Dull and directionless. Squanders a slumming it cast. Only some good West London location work sticks in the memory.


Legion (2010)

Scott Stewart directs Adrianne Palicki, Paul Bettany and Dennis Quaid in this quasi-religious apocalyptic horror where a heavily armed angel, a pregnant diner waitress and a few survivors are besieged by possessed hordes.

Derided on release, this is the epitome of slick, CGI fuelled action with a few well played unsettling moments. There’s some business with a ravenous old lady and an ice cream man (Doug Jones cameo alert) that will chigger in your brain. It moves like a four issue comic book arc, conjuring up a serviceable ensemble, violent fantasy and a plausible last stand. I would never suggest Legion is an undiscovered treasure, or even worth seeking out but it killed 90 minutes in a brash, competent way. I’ll probably now give Priest by the same team a try somewhere down the line based on this watch.


Pumpkinhead (1988)

Stan Winston directs Lance Henriksen, Cynthia Bain and Jeff East in this hillbilly gothic horror where a grieving father unleashes a vengeance demon on the city kids who killed his son by accident.

This was one of those terrifying posters in the video rental shop of my childhood, a movie that existed as a nightmare in my imagination, unsullied by the realities of its actual limitations until now. A gory adult fairytale with excellent practical FX. Of course it has, it is directed by creature feature guru Stan Winston. Henriksen puts in a dedicated shift as the emotionally distraught dad. Florence Schauffer makes a good impression under mountains of make up as the hag who controls the curse. The kids though are rote, annoying and mere cattle. It looks pretty sweet, has some surprisingly humane moments but never really scares or escalates beyond its basic premise. Worth seeking out even if you won’t fall in love with it.
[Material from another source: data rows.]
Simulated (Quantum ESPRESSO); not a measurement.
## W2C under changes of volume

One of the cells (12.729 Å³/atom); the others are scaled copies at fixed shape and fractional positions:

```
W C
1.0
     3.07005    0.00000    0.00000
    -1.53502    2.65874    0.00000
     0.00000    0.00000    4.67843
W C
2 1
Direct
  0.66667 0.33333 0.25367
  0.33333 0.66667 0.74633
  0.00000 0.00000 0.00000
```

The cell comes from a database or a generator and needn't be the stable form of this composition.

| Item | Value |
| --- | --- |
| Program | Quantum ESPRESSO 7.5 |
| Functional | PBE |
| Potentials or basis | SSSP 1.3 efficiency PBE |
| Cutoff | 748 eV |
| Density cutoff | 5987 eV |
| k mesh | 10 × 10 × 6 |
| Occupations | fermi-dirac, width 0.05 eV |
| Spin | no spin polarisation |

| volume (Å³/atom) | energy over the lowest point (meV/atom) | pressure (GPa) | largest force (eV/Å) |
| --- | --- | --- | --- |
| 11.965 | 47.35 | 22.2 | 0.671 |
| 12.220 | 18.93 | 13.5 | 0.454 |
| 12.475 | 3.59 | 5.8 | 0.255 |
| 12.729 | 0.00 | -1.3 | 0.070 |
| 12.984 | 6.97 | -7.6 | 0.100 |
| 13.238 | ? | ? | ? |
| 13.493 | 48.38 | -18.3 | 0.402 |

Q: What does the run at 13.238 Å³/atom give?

From Dusk Till Dawn 2: Texas Blood Money (1999)

Scott Spiegel directs Robert Patrick, Duane Whitaker and Raymond Cruz in this cheapquel where a group of bank robbers find themselves being turned one-by-one by the Titty Twister’s Mexican vamps.

Not a patch on the Tarantino / Rodriguez original and with only Danny Trejo’s Razor Charlie returning for a cameo. It is inessential and blocky… still, Robert Patrick makes a good masculine straight-man for all the quirky hoods and monsters to bounce off of. Spiegel tries to enliven things with off-kilter framing and plenty of neon but pretty soon you realise that that’s all he really has in his arsenal. Fine for a few beers.


Movie of the Week: Never Look Away (2018)

Florian Henckel Von Donnersmarck directs Tom Schilling, Paula Beer and Sebastian Koch in this period drama following an artist’s development through Nazi Germany, the establishment of socialist East Germany and the conceptual freedom offered by the Düsseldorf Art Academy.

Called, somewhat ironically, ‘Work Without Author’ in its native tongue, here is a brilliant film about how tragedies, both personal and political, impact and inform an artist’s voice. The movie’s grand narrative is a blend of heart wrenching oppression, transgressive sexuality and glorious burst of soapy romantic freedom. The movie reminded me most of the ambitious scale and tone shared by The Shawshank Redemption or Doctor Zhivago. Social upheaval and the brutality of a system are observed within a cosy period accurate palette and the epic sweep of a master storyteller. The terminal cycle of callous bureaucracy a slightly overwhelmed young aunt finds herself trapped within during the Hitler period of Act One sets the tone for the next twenty years of escape, sex and creativity. The acting is fantastic – especially Koch as an SS doctor whose life run parallel with our young painter and Saskia Rosendahl as the doomed Elisabeth, misunderstood, fragile, desirable… she haunts the film entire, long after she is lost to history. This is a great traditional film -moving, unfussily told and beautiful.


White Material (2009)

Claire Denis directs Isabelle Huppert, Christopher Lambert and Isaach De Bankolé in this drama about a plantation owner trying keep her business viable during a violent uprising.

Set in an unnamed country. Making obvious points about colonialism. Slow and uninvolving. Huppert is good.


Annabelle Comes Home (2019)

Gary Dauberman directs Mckenna Grace, Madison Iseman and Katie Sarife in this The Conjuring horror spin-off where the exorcising Warrens spend the night away and the babysitters unleash supernatural evil in their suburban home.

Tame yet surprisingly solid. You’ll never be shocked, you’ll never be bored. If it wasn’t the seventh entry in a franchise it would make good entry level horror for sheltered teens. Vera Farmiga and Patrick Wilson turn up to bookend the fun in extended cameos … and are the best things in this. This reminded me of an old article about script doctors in Premiere magazine. They gave a fantasy example of how a script doctor might reduce costs of a Beverly Hills Cop / Die Hard crossover. The script doctor injured Axel Foley and John McClane in the first scene and then attributed all the action and dialogue to Judge Reinhold and Bonnie Bedelia thus saving the production $30 million dollars in star salaries … AS IF THAT MAKES ANY SENSE CREATIVELY OR FINANCIALLY?! Who is turning up to that film when it does not feature Eddie and Bruce? Who wants to see Holly Gennaro shout “yippee-kay-ay” as she ends a bad guy!?? As Judge would say “GET THE FUCK OUTTA HERE!”. This doesn’t suffer that hypothetical weirdness but the same disappointing dunceheadedness applies.